Get Your Leeds Lungs Out (Dog N Cat DAC-089)
Disc 1 (59:30): University Of Leeds, Leeds, England – March 13th, 1971: Dead Flowers, Stray Cat Blues, Love In Vain, Midnight Rambler, Bitch, band introduction, Honky Tonk Women, (I Can’t Get No) Satisfaction, Little Queenie, Brown Sugar, Street Fighting Man, Let It Rock
Disc 2 (52:02): Chalk Farm Roundhouse, London, England – March 14th, 1971 (2nd show): Jumping Jack Flash, Live With Me, Dead Flowers, Stray Cat Blues, Love In Vain, Prodigal Son, Midnight Rambler, Bitch, band introduction, Honky Tonk Women, (I Can’t Get No) Satisfaction
The latest pressing of Get Your Leeds Lungs Out on Dog N Cat collects together two very common tapes from The Rolling Stones’ “Farewell” tour in the spring of 1971, just about a month before the release of Sticky Fingers and their tax exile in France. The first disc is the same incomplete Leeds soundboard that has seen countless releases over the last thirty-eight years on multiple formats.

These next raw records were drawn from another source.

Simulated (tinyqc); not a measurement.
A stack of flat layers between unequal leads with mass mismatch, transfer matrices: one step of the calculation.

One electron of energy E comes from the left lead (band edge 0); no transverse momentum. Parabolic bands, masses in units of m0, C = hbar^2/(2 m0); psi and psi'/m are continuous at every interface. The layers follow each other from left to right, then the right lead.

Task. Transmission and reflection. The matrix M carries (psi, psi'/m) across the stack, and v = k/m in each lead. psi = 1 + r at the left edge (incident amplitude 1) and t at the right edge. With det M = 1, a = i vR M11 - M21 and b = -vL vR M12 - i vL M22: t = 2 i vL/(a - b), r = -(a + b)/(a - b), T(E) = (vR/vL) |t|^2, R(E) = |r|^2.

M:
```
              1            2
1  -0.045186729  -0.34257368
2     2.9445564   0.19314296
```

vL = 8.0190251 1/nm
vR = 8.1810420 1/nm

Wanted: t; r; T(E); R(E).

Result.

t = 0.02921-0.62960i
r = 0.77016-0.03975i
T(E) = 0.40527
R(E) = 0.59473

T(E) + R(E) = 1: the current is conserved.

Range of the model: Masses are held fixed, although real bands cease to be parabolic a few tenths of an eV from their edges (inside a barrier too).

The last silver release was on Get Your Leeds Lungs Out on the Empress Valley-related Halcyon issued in 2006. That version sounds very crisp, clear and lively compared to what DAC is offering here. While DAC-089 is still excellent sounding, it is much heavier than the Halcyon offering and maybe some collectors prefer their Rolling Stones sounding that way.
The University of Leeds hosted many famous acts in the seventies who delivered some of their best shows before an appreciative audience. This tape was broadcast as a BBC Radio special on April 13th and again on May 30th on “Sunday Music” hosted by John Peel. The show was played a month before the release of Sticky Fingers (with the radio broadcast a month after to benefit from from the LPs release), and their playing in these live shows has the same dark, cut throat nihilism.
It is still missing the first song of the set “Jumping Jack Flash,” which is known to have been played based upon a review of the show, and presumably “Live With Me.” The tape cuts in with Mick Jagger introducing the new song “Dead Flowers” and what follows is a brilliant performance all around.
“Midnight Rambler” has a strange sounding, happy introduction before the song gets started. Jagger is very animated during “Midnight Rambler” as he repeats his smut with “go down on me baby.” The new song “Bitch” is referred to as an “uptempo ditty.”
The title of the tape is derived from Jagger’s request before “Honky Tonk Women” for the audience to “get your Leeds lungs out.” But the arrangement of “Satisfaction” is very strange. The ending has two Chuck Berry covers and one of the most aggressive performances of “Brown Sugar” on tape.
Disc two has the second Roundhouse show in London on the following night. This was the final show of the tour before taping an TV special at the Marquee the following week. DAC uses a good audience recording which was utilized on vinyl on London Roundhouse (Trade Mark Of Quality TMoQ 1812 A/B) and British Blue Jam (Contra Band Music CBM 3426 A/B) and appears on the CD title The Lost Marquee Tapes (Vinyl Gang VGP 030) copied from vinyl.
It is a good to very good sounding audience recording of most of the show. “Little Queenie,” “Brown Sugar,” “Street Fighting Man” and perhaps “Let It Rock,” judging by setlists of other shows, are missing.
The performance displays both the elation of playing the final show of the tour but also a hint of melancholy. Beginning with “Jumping Jack Flash,” they reserve their creativity to the slower and sadder songs in the set such as “Stray Cat Blues” and “Love In Vain.” “Prodigal Son” makes an appearance for the only known time and it is a remarkable performance.
Jagger’s annunciation of the lyrics is crystal clear and makes one wonder, given the theme of the song, if he’s thinking about himself. “Midnight Rambler” has a more appropriate beginning in keeping with the long blues. They play the same arrangement of “Satisfaction” as they do throughout the tour before the tape cuts out.
Dog N Cat package this with their high quality inserts with several pictures from the actual Leeds show on the inside (Charlie Watts wearing the “LEEDS” t-shirt). Although it is good to see the Roundhouse show make an appearance, coupling it with Leeds shows a lack of confidence with this label, thinking it can’t stand on its own.
The truth is, since every Rolling Stones collector on the planet has a copy of Leeds this release comes very close to being superfluous. It will appeal to those who must have every DAC release out there, but the Halcyon is still the superior version of the tape.